Namau - Marriage and Family



Marriage. Traditionally, Namau marriages were polygynous and marriages were often arranged while the potential spouses were still quite young. Wife stealing was also not uncommon and was a source of conflict that led easily to open hostilities between groups. Bride-wealth was required, and postmarital residence was patrilocal. Wife exchange appears to have been common in traditional Namau society. Divorce does not appear to have been an option for women, and husbands were held to be fully within their rights in beating their wives. Relationships among cowives were frequently not peaceful. Among the other social and cultural changes occurring by the 1950s was a dissolution of the old marriage system and its connections with the descent system. Nowadays Individuals have much freedom in contracting marriages and the nuclear family is of central importance.

Domestic Unit. In the past cowives shared a single dwelling, but each had her own partitioned section in which she and her young children ate and slept. Women worked in their own gardens and cooked for their own children. In recent decades, the nuclear family has become a residential and work unit.

Inheritance. Heritable property passes from parents to children, with sons inheriting their fathers' shell ornaments, canoes, pigs, and dogs, and daughters their mothers' tools and personal effects.

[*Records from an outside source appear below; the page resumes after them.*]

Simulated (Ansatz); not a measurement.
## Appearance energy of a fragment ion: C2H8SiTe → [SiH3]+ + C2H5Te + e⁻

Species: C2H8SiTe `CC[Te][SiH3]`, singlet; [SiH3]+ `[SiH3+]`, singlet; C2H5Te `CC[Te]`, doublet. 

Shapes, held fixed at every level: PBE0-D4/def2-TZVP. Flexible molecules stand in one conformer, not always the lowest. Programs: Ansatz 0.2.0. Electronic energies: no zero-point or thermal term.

Socialization. During their early years, children are largely cared for and disciplined by their mothers. In the past, a series of initiation rites served as the vehicle by which older children, especially boys, were taught the skills, practices, and lore of adulthood. At about 8 years of age boys were taken on a journey upriver to be initiated into the Totemic groups of their patrilineal clans. At about 13, boys of the same patrician underwent a period of seclusion and Ceremony in a specially built ravi, after which they took on the status of warriors.